I feel completely nonplussed if anyone asks me why I write, or why I wrote
this particular novel. I have no intelligent answer to this. It is as good as
asking me why I live. How can I compress into a few words every thought, every
breath, every idea, the moments of satisfaction, those of frustration and then
the apprehensive feeling in your stomach when you look at the finished
manuscript.
The circumstances weren't easy. In the section of society I come from, it is
very irregular to be a young woman who isn't married. It is worse when you are
one who doesn't have a stable, regular job. And if you also don't live with
your family, you are just unacceptable. I was, and still am, all three. It didn't make writing any easier.

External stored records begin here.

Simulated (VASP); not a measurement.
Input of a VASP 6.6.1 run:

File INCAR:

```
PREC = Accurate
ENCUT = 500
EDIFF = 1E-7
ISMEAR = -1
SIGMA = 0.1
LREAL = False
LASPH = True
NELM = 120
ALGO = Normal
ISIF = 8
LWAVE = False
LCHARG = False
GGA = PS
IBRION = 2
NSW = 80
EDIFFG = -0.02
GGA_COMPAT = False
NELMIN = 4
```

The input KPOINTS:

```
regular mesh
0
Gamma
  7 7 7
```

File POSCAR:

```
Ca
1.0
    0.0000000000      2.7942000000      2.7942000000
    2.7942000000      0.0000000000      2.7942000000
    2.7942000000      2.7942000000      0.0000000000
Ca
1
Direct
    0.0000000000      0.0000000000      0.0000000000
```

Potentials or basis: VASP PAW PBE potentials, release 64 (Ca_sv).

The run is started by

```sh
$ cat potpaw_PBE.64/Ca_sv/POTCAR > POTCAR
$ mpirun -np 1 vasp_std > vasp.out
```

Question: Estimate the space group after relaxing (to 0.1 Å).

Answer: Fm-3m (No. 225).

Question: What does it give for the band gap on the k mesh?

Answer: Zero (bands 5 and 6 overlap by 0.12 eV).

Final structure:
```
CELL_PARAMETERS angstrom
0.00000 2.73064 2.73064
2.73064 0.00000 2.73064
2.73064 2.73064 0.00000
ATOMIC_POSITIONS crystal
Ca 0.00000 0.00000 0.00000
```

My novel is about a twenty-six year old man, Ramchand, who works as an
assistant in a sari shop in the old city of Amritsar. And while I was writing
this novel, he almost lived with me, peering over my shoulder while I boiled
eggs, standing at windows looking out towards the sunshine on cold winter
mornings and walking silently by me whenever I went out. His pain was mine, his
headaches became mine, I was happy and hopeful when he was. Imagination merged
with reality. Time and space shrank in a way I still do not understand. It was
a strange state. And somewhere down the line, it became sheer hard work,
fifteen hours a day (I am a little immodest about this, my teachers always
called me lazy, dreamy and careless).When the final draft was over, I felt
strangely bereft, as if I had lost someone. I miss Ramchand. I can't be more
coherent than this.
Or maybe I can try. When I was writing The Sari Shop, I was trying to
learn and explainit was a desperate attempt to make sense of the complete
chaos around me, to recognize the complex structure of life as I saw it. I
experienced anger at the society I live in, as well as the undying hope that
keeps us all going. At the same time, I was simply trying to tell a story as
truly and as humbly as I could and to be true to my characters.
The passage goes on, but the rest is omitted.